From free-energy to embodied valuing: weighted active inference in everyday life

psuedonymized
7 min readJan 1, 2017

Now that we’ve seen how active inference with a weighted target distribution (let’s just say for short: weighted active inference) can behave equivalently to expected-utility maximization in some situations, when does it behave differently, and how?

In the first contrast to an agent with an a priori utility function, or an ordinary reinforcement learner, an active-inference agent with a target distribution will not seek out any single specific state to the exclusion of all others. Instead, they will seek to visit states or trajectories with the relative frequencies specified by their target distribution. Visiting even the best state too often will still generate normative prediction errors which the agent will have to resolve by visiting other states.

Next, the agent’s target distribution will account for causal structure, for context, and for multiple reinforcement signals.

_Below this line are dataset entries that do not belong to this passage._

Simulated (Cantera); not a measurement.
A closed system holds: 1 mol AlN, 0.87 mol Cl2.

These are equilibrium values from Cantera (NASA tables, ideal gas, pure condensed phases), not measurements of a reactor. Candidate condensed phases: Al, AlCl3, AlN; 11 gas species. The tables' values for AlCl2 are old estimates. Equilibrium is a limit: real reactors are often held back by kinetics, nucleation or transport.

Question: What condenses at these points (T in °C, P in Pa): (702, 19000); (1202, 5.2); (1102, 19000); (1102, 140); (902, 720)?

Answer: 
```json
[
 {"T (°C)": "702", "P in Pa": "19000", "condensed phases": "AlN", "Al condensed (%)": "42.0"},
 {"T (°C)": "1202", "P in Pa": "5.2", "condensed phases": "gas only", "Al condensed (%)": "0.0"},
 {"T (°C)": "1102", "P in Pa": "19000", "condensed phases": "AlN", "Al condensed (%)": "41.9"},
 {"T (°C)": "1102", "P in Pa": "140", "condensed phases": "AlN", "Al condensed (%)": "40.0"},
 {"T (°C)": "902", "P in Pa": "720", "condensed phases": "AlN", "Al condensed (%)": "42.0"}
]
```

This gets more interesting when you have multiple reinforcement/motivational signals across different sensory modalities (including interoceptive ones) and time-scales, with their own varying precisions, whose content is then integrated using hierarchical probability models. This would re-deploy the same mechanism used for learning overhypotheses to causal models for learning contextual hierarchies of normative signals, along with the similar machinery for inferring distal causes. We would thus have a decent imaginary sketch of how an embodied organism is tied by sensory signals to their own specific distal needs, interests, and goals. We’re starting to see how embodied creatures like us can have values which act upon us with normative force, and how the models and beliefs we form about those values can be correct or incorrect.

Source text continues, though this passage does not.